Monday, November 16, 2009

A rambling post on television

A warning: this blog entry is going to seem a little like a self-indulgent whinge.

Correction: this blog entry is going to seem a little more like a self-indulgent whinge than my usual slightly self-indulgent entries.

Anyway, last week Rosso, or Merrick and Rosso "fame", announced he was quitting his breakfast radio show in Nova in Sydney. He currently hosts the show with his comedic partner, and former Home and Away actress Kate Ritchie.

The news coverage about this was something akin to the moon landing.

This morning the lead article on both the Herald-Sun and The Age websites was about Rove McManus ending his self-titled Channel Ten show.

For me, Merrick and Rosso are just some comedians who have had some success. They had a TV show on Channel Nine called Merrick and Rosso: Unplanned (I used to call it Merrick and Rosso: Unwatched), and I liked Merrick's work on The Hollowmen (I, rather surprisingly, didn't like the show overall).

While Rove won three Gold Logies, this is not the big deal it was in the 1980s. For God's sake, Kate Ritchie won Gold Logies in consecutive years, the second just last year! Rove's three wins just go to show the dearth of real personalities we have on Australian television, considering the award is for the most popular personality. Actors have won 10 of the last 13 Gold Logies.

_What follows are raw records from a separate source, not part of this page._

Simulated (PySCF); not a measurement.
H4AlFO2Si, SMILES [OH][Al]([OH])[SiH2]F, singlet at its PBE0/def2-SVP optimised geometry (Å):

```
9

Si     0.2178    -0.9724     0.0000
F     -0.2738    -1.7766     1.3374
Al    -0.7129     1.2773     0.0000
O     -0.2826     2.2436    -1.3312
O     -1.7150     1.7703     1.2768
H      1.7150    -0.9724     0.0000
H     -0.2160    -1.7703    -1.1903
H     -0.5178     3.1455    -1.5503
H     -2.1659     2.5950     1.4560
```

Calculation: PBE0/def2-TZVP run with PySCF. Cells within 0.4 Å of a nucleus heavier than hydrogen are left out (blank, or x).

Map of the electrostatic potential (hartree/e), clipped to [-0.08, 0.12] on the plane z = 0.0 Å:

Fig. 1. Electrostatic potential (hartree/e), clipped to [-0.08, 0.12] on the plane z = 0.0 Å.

Rove's flagship Channel Ten show was never "Can't Miss" TV the way IMT or the Don Lane Show was, anyway. You could argue that the last Australian "Can't Miss" TV show that wasn't acted or news-related was The Comedy Company.

Australian television has been veering towards low-cost entertainment that use unknowns as the stars for sometime. It's just embarrassing that if in 2002, instead of giving it to Georgie Parker, they had given the Gold Logie to the person who probably was the most popular personality on TV in the preceding 12 months: Sara-Marie Fedele from Big Brother.

Next week, Australian Idol will conclude, and Channel Ten has promised at least another year. It will probably be it's last.

I know shows like Today and Sunrise have to fill their 3 hours somehow, but a little bit of proportion please. The end of Merrick and Watts on radio is not Dean Martin and Jerry Lewis breaking up, and Rove leaving his tired show isn't exactly big news.

Maybe I'm just too concerned about television for someone who is getting married in 20 days. My fiance would agree with me. For once.